The Necessity of a Specific Sastric Prohibition


Back To Prabhupada, Issue 78, 2023

ISKCON's leaders are united in objecting to Srila Prabhupada remaining ISKCON's diksa guru. One main argument they give for this objection is that Srila Prabhupada remaining ISKCON's diksa guru would somehow be "against sastra". A typical example is GBC voted-in guru HH Bhakti Vikasa Swami ("BVKS") claiming that Srila Prabhupada would have had to "override" sastra to remain the diksa guru of ISKCON (which BVKS calls "rtvikism"):

"the heterodox and dangerous hermeneutic that Srila Prabhupada is so special that he could override guru, sadhu, and sastra, and that he actually did so to establish rtvikism"
(BVKS, Mothers & Masters)

In previous issues, we have covered the dispute between ISKCON's leaders in regard to whether females can become diksa gurus ("FDG"). When arguing over FDG, ISKCON's leaders have also used arguments regarding whether FDG is against or not against sastra. However, we can use their own "sastric" arguments in regard to FDG, to show ISKCON's leaders are self-defeated in their "sastric" objections to Srila Prabhupada remaining ISKCON's diksa guru. (All emphases in article added.)
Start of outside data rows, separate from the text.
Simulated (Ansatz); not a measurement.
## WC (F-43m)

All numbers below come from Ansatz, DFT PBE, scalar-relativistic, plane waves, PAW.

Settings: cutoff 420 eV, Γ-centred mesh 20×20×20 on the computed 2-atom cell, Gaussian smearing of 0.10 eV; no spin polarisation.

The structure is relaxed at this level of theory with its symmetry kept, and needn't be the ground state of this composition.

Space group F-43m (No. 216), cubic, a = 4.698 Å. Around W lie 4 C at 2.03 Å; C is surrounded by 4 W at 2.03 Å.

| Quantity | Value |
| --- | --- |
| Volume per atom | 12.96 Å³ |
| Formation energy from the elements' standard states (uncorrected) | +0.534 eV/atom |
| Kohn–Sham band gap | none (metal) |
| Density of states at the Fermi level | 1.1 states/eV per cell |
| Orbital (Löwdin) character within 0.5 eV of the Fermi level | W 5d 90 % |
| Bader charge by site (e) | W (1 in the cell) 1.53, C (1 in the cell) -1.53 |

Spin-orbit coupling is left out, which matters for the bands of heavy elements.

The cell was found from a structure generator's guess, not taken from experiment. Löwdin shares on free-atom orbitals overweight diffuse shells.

The sastric argument for FDG

The GBC, and much of ISKCON outside of India, have generally been in favour of FDG. A leading scholar for this side has been HH Hridayananda Dasa Goswami ("HD"), who is considered within ISKCON supposedly learned in sastric matters, since ISKCON accepts his rendering of the 11th and 12th cantos of the sastra Srimad-Bhagavatam. He has presented what he claims is a definitive conclusion regarding what sastra states about the eligibility of one to become a diksa guru, as follows:

"Rupa Gosvami states that fundamental principles of devotional service cannot be changed, but details are variable. [...] Since neither Rupa Gosvami, nor any other great Acarya, nor any basic sastra, states that suppressing Vaisnavi gurus is a fundamental unvarying law of bhakti-yoga, we conclude the obvious: it is a detail."
(HD, "The Vaisnavi Guru", personal website)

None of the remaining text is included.